We’re sad for Stephanie James, who doubtless cared very much for Edie and for her family. We know, too, that Edie will be upset, just as you or I would if we accidentally caused someone’s death. Elephants grieve deeply over the death of one of their own, so if Edie felt close to Stephanie, she’ll be grieving over what happened, too.

Jim Vlna, the director of the zoo, quickly emphasized to the media that Edie, who is 26 years old, “will not be punished.” But why did he feel the need to tell us this? And why did his PR spokesperson, Tina Rolen, feel a need to repeat that this was an accident, not a deliberate attack, and that Edie would not be punished for it?

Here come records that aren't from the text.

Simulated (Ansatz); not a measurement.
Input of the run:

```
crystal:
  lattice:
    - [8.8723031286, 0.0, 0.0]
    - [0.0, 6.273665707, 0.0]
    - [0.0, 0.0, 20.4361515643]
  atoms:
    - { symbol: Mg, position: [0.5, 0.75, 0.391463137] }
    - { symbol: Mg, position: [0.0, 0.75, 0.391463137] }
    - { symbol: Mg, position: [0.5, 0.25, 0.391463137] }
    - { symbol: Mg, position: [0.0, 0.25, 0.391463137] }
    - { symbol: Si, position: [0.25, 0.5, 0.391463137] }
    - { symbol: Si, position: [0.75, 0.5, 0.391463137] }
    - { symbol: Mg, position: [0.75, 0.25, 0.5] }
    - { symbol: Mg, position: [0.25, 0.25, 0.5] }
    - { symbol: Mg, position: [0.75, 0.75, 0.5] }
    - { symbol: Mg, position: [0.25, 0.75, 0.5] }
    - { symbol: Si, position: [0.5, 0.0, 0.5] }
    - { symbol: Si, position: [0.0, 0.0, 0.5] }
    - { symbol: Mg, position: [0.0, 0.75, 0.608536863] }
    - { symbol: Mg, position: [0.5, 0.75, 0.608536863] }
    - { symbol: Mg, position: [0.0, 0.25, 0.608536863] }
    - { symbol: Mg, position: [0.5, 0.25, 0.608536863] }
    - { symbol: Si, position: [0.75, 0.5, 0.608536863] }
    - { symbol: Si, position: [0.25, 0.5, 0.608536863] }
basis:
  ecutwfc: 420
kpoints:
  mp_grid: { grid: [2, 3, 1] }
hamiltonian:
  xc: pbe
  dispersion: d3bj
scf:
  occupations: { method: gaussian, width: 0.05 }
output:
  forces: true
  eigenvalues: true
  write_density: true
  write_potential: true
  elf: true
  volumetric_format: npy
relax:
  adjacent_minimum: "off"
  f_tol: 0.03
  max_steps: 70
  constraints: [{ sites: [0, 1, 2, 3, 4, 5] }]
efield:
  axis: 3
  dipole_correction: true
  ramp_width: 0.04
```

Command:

The answer, very simply, is that elephants and other animals are routinely punished if they step out of line. While what happened to Stephanie James was almost certainly an accident, animals in captivity do indeed rebel against their captors. Sometimes it’s passive resistance — simply refusing to cooperate; occasionally it’s active rebellion. Either way, the punishment can be severe, and we’ve seen dozens of undercover videos of elephants in zoos and circuses being horribly punished with one of the cruelest of “training” devices: the bullhook, or ankus.

Writing in CounterPunch, author Jason Hribal describes Janet, a circus elephant who rebelled against her captors. You might imagine that when circus and zoo animals rebel, they just snap and go berserk. But that’s not what happens. Janet didn’t go crazy. She was careful not to hurt anyone except the people who had been hurting her. Here’s how Hribal describes what happened:

Captive elephants have the capability of inflicting large-scale fatalities. They are big, strong, and fast. Yet, when given the opportunity to plow through a crowd of visitors or stomp a row of spectators, they almost never do. Instead, they target specific individuals.

During her rampage in 1992, [Janet] had a group of children riding on her back. She could have easily thrown them off and killed them. But she didn’t. Janet paused midway through the melee, let someone remove the children, and then continued her assault on circus employees. [Then she] picked up a fallen object off the ground and smashed it repeatedly against a wall. The object turned out to be a bullhook.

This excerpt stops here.